Bug 1174466

Summary: RDMA: GFAPI benchmark segfaults when ran with greater than 2 threads, no segfaults are seen over TCP
Product: [Red Hat Storage] Red Hat Gluster Storage Reporter: Ben Turner <bturner>
Component: rdmaAssignee: Raghavendra G <rgowdapp>
Status: CLOSED WONTFIX QA Contact: Ben Turner <bturner>
Severity: high Docs Contact:
Priority: urgent    
Version: rhgs-3.0CC: chrisw, nbalacha, nlevinki, rcyriac, rwheeler, sankarshan, smohan
Target Milestone: ---Keywords: ZStream
Target Release: ---   
Hardware: All   
OS: Linux   
Whiteboard:
Fixed In Version: Doc Type: Bug Fix
Doc Text:
Story Points: ---
Clone Of:
: 1176543 (view as bug list) Environment:
Last Closed: 2018-04-16 18:01:44 UTC Type: Bug
Regression: --- Mount Type: ---
Documentation: --- CRM:
Verified Versions: Category: ---
oVirt Team: --- RHEL 7.3 requirements from Atomic Host:
Cloudforms Team: --- Target Upstream Version:
Embargoed:
Bug Depends On: 1176543    
Bug Blocks:    

Description Ben Turner 2014-12-15 21:48:56 UTC
Description of problem:

When running BenE's GFAPI benchmark over RDMA we are seeing segfaults when run with greater than two threads.

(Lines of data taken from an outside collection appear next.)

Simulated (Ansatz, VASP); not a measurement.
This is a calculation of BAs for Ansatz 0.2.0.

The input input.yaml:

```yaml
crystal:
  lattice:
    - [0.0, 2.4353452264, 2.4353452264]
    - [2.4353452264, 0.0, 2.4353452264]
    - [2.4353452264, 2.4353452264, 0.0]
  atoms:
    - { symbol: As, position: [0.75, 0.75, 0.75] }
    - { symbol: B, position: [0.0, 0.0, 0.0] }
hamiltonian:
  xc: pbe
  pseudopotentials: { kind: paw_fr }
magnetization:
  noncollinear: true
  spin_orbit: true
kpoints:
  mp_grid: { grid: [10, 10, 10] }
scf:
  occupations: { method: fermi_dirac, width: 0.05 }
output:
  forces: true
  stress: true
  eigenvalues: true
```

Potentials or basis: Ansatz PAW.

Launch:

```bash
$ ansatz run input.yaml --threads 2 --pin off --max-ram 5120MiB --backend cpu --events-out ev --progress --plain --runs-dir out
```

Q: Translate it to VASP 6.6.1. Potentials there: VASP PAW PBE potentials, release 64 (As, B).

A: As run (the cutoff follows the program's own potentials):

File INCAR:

Version-Release number of selected component (if applicable):

glusterfs-3.6.0.38-1.el6rhs.x86_64

How reproducible:

Every time we tested with greater than 2 threads.

Steps to Reproduce:
1.  git clone https://github.com/bengland2/parallel-libgfapi
2.  gcc -pthread -g -O0  -Wall --pedantic -o gfapi_perf_test -I /usr/include/glusterfs/api gfapi_perf_test.c  -lgfapi -lrt
3.  export GFAPI_HOSTNAME=gqas015
4.  export GFAPI_VOLNAME=testvol
5.  PGFAPI_PROCESSES=8 PGFAPI_FILES=1 PGFAPI_RECSZ=16384 PGFAPI_TOPDIR=/ben PGFAPI_FILESIZE=4194304 PGFAPI_MOUNTPOINT=/gluster-mount PGFAPI_LOAD=seq-wr PGFAPI_DIRECT=1 ./parallel_gfapi_test.sh 

Actual results:

The GFAPI benchmark app segfaults.

Expected results:

The GFAPI benchmark behaves similar to TCP.

Additional info:

Comment 1 Ben Turner 2014-12-15 21:53:32 UTC
Here is what happens when I run the benchmark:

[root@gqac022 parallel-libgfapi-master]# PGFAPI_PROCESSES=8 PGFAPI_FILES=1 PGFAPI_RECSZ=16384 PGFAPI_TOPDIR=/ben PGFAPI_FILESIZE=4194304 PGFAPI_MOUNTPOINT=/gluster-mount PGFAPI_LOAD=seq-wr PGFAPI_DIRECT=1 ./parallel_gfapi_test.sh 
/usr/local/bin/gfapi_perf_test
volume name: testvol
Gluster server in the volume: gqas015
workload: seq-wr
list of clients in file: clients.list
record size (KB): 64
file size (KB): 4194304
files per thread: 1
processes per client: 8
threads per process: 1
test driver glusterfs mountpoint: /gluster-mount
top directory within Gluster volume: /ben
each thread (process) runs program at: gfapi_perf_test
using direct I/O
log files for each libgfapi process at /tmp/parallel_gfapi_logs.6286
starting gun timeout = 12
removing any previous files
./parallel_gfapi_test.sh: line 163:  6319 Segmentation fault      (core dumped) GFAPI_LOAD=unlink GFAPI_FUSE=0 GFAPI_FILES=1 GFAPI_BASEDIR=/ben/smf-gfapi-localhost.06 GFAPI_VOLNAME=testvol GFAPI_HOSTNAME=gqas015 GFAPI_THREADS_PER_PROC=1 gfapi_perf_test > /tmp/unlink.localhost.06.log 2>&1
log directory is /tmp/par-for-all.6425

Mon Dec 15 16:47:20 EST 2014: starting 1 clients ... localhost 
ls: cannot access /gluster-mount//ben/*.ready: No such file or directory
Mon Dec 15 16:47:25 EST 2014: clients are all ready
Mon Dec 15 16:47:25 EST 2014 : clients should all start running within a few seconds
process 6509 exited with status 255
process 6526 exited with status 255
process 6560 exited with status 255
Mon Dec 15 16:48:38 EST 2014: clients completed
ERROR: at least one process exited with error status 255
per-thread results in /tmp/parallel_gfapi_logs.6286/result.csv
5 threads finished out of 8 
transfer-rate: 357.00 MBytes/s
file-rate:  5712.12 files/sec
IOPS:    0.00 requests/sec